Each row is an itinerary for one passenger between an origin and destination with the fare and distance. We are focused only on Orlando.

The above commands essentially create two tasks and won’t process until called for. In the next command, Dask will compute the aggregates and return a dataframe of the result.

mco_totals_by_year = mco_totals_by_year_task.compute()
mco_totals_by_airport = mco_totals_by_airport_task.compute()

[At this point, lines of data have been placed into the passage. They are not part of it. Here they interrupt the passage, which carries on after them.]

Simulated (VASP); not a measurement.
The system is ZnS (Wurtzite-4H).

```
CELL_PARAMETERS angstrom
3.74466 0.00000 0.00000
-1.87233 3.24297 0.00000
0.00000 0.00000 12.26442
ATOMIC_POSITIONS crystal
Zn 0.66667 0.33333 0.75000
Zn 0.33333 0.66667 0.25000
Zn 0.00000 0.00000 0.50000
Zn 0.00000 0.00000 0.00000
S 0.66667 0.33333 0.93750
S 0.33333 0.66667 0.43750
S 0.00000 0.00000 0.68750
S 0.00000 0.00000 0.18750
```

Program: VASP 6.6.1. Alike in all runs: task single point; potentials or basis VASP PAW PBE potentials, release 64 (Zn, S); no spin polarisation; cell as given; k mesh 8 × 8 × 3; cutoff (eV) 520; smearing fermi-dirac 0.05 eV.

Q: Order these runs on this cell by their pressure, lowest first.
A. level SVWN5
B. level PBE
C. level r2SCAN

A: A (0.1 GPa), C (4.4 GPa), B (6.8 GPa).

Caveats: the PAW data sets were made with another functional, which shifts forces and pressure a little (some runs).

mco_totals_by_airport.sort_values('Passengers').tail()
Passengers MktFare
Origin
ORD 66146.0 217.768325
MSP 66435.0 201.077036
DTW 67107.0 195.274883
PHL 81802.0 184.273720
EWR 84991.0 223.100379

Minneapolis, Detroit, Chicago all major airline hubs. For creating the visualization we will need a few other data sources. Geographic figures for US States, and latitude and longitude locations for major airports. These data sources are actually included in the altair/vega example datasets and thus are easily obtained using the input at the top.

us_states =  alt.topo_feature(data.us_10m.url,  'states')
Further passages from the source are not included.